Auth Architecture Redesign
Comparison of the session-cookie system (current) against the proposed token-based architecture — covering security posture, scalability, and operational complexity.
Architecture Overview
What changes between the two approaches.
✕ Current — Session Cookies
Server-side session store — Redis cluster holds all active sessions. Single point of failure.
Sticky sessions required — Load balancer must route requests to the originating node or share the session store.
Cookie-only — Mobile apps and third-party integrations require workarounds.
No fine-grained expiry — Session lifetime is global; can't scope by device or permission level.
✓ Proposed — JWT + Refresh Tokens
Stateless access tokens — Services validate JWTs locally without a shared store. No Redis dependency per request.
Short-lived access (15 min) + long-lived refresh (30 days) — Rotating refresh tokens stored server-side for revocation.
Bearer token — Works natively for mobile apps, SPAs, and API integrations with no workaround.

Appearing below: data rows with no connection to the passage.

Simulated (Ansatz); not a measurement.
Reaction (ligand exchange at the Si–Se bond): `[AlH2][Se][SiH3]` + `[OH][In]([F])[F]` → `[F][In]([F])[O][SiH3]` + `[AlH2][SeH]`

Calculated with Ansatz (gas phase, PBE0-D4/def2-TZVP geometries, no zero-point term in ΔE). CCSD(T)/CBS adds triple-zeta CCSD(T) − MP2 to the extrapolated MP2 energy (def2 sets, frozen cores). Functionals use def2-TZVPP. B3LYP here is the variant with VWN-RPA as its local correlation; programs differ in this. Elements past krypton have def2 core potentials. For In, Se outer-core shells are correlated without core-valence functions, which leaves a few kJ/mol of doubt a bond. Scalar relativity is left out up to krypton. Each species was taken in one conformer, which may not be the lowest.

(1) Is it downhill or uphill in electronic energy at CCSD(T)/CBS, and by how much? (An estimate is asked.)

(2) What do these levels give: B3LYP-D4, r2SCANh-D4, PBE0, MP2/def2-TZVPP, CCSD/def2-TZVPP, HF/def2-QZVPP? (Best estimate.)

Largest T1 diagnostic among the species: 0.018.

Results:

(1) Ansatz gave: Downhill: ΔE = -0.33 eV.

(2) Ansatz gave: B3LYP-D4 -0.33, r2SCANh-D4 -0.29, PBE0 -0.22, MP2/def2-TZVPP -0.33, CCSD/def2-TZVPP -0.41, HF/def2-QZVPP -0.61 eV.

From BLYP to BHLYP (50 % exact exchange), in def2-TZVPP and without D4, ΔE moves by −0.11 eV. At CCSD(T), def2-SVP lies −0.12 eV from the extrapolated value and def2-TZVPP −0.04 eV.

Scoped claims — Token payload carries roles and permissions; reduces DB lookups on each request.
Key Metrics Comparison
Quantitative differences where measurable.
Auth latency (p99)
~85 ms
→
~12 ms
Redis reads per request
1 (mandatory)
→
0 (access token)
Mobile client support
Workaround needed
→
Native
Token revocation
Immediate
→
Up to 15 min lag (access token TTL)
Migration effort
—
→
~3 weeks (all services)
Recommendation
Proceed with JWT + refresh tokens
The latency and scalability gains outweigh the migration cost. The only meaningful regression is the 15-minute revocation window for access tokens — mitigate this by keeping access token TTL at 15 minutes and ensuring refresh token rotation on every use. Begin with non-critical services and validate the revocation flow before migrating the auth service itself.